Glenn Linderman wrote:
If that were true, the \n in the above example would already be a newline character, and the parsing of the format expression would not see the backslash. And if it were true, that would actually be far
more useful for this situation.

But then it would fail for a different reason -- the same reason that
this is a syntax error:

   'hello
   world'

Why go to the extra work of prohibiting \ in the format expressions?

Maybe to avoid problems like the above?

Or maybe because it would be confusing -- there are two levels of
string literal processing going on, one on the outer f-string and
one on the embedded string literal in the expression. What level
is the backslash expansion done in? Is it done in both? To get
a backslash in the embedded string, do I need two backslashes or
four? Banning backslashes altogether sidesteps all these issues.

not mentioning the actual escape processing that is done for raw strings, regarding \" and \'.
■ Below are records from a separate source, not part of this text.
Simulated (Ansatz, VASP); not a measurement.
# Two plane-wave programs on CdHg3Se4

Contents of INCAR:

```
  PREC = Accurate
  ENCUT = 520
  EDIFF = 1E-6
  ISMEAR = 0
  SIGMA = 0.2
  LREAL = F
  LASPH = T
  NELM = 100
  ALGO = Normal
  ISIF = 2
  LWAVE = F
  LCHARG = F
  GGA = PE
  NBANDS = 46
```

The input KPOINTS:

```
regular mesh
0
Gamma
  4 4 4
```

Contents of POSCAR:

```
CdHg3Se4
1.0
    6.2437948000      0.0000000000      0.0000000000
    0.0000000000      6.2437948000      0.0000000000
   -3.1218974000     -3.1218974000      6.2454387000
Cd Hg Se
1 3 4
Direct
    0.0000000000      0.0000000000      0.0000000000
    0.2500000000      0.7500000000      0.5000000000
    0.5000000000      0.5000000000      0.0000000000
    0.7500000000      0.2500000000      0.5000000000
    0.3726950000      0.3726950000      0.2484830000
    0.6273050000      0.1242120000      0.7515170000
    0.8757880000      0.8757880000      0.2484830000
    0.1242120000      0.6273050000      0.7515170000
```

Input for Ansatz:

Technically that's not part of "escape processing", since it takes
place during lexical analysis -- it has to, because it affects how
the input stream is divided into tokens.

However, the backslash prohibition seems to apply even to this
use in f-strings:

>>> f"quote: {ord('\"')}"
  File "<stdin>", line 1
SyntaxError: f-string expression part cannot include a backslash

So it seems that f-strings are even more special than r-strings
when it comes to the treatment of backslashes.